Wall Anchorage Forces (ASCE 7-16 Section 12.11.2.1)

[Structure101]

I am working on a tilt up concrete panel building and am trying to calculate the wall anchorage forces on a single concrete panel for embed plate with headed stud anchors design.
- I calculated the seismic anchorage forces based on ASCE Section 12.11.2.1 and I got Fp = 4.3 kips.
- However, at this location, wind governs and my diaphragm and concrete panels are designed based on in-pane and out of plane wind forces.
- I calculated the out of plane wind force for each embed plate and I got Fp = 7.6 kips. I have attached a image below.

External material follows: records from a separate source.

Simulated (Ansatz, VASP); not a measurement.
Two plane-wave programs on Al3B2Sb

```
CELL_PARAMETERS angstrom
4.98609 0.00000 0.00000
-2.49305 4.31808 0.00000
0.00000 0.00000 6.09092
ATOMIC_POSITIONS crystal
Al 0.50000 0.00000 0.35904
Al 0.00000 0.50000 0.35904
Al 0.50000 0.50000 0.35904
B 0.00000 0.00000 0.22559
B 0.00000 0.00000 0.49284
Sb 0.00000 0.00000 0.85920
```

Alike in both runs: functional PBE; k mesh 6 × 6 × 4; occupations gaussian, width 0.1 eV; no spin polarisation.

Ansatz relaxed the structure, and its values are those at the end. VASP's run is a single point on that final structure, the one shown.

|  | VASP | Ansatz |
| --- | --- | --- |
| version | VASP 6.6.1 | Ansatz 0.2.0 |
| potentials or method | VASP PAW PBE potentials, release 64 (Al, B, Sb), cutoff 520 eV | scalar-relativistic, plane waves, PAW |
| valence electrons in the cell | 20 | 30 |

Q1) Is the Seismic Anchorage Forces based on ASCE Section 12.11.2.1 out of plane or in-plane. If it is out of plane does that mean the diaphragm shear along that grid line is in-plane?
Q2) ASCE Section 12.11.2.1 states Fp is the design force in individual anchors. If I have 4 or 2 headed stud anchors in a single embed plate, does that mean I should multiply the Fp (7.6 kips) x No. of Headed Stud Anchors?
Q3) Am I calculating the out of plane wind force correctly?

 

[Aesur]

Q1: 12.11.2.1 is Out of plane seismic forces, normal to the wall as stated in 12.11.1. This is the force you need to transfer into the building lateral system to prevent the wall from separating from the structure. Diaphragm shear would be parallel to the wall and typically transferred through a ledger to embed plates over the middle half of the panel.
Q2: I believe the wording in the code here may be bad, by anchor it is my opinion they mean anchor system, ie the plate + headed studs. It would not make sense to multiply the force by the number of anchors.
Q3: This is hard to say without more information, ie dimensions, wind speed, etc. Based on your profile location, I would assume you are in a location with Vult of 105 mph? I'm not sure if you need to design for higher forces for tornados, etc. as I don't practice in that area. If not, the wall pressure looks in the range I would expect, the parapet C&C loading however looks high. I would also sum the area per embed plate, because if your area is greater than 700 sq-ft (30.2.3) then you can use MWFRS instead of C&C. Note that trib area isn't always height x width, sometimes you can use 1/3H*H which often times gives a larger trib area, therefore lower loading. I don't recall the last time I had 100 psf on a parapet, but it was a while ago, and it was due to some unique dimensions/properties. Normally I expect in the 50 to 60 psf range. Your method/formula you use for wind is commonly used, but is technically incorrect and non-conservative. If you have access to EnerCalc or other software (or want to deal with the pain of doing it by hand) run the loading in beam analysis with the cantilever built in and you will get a more accurate reaction.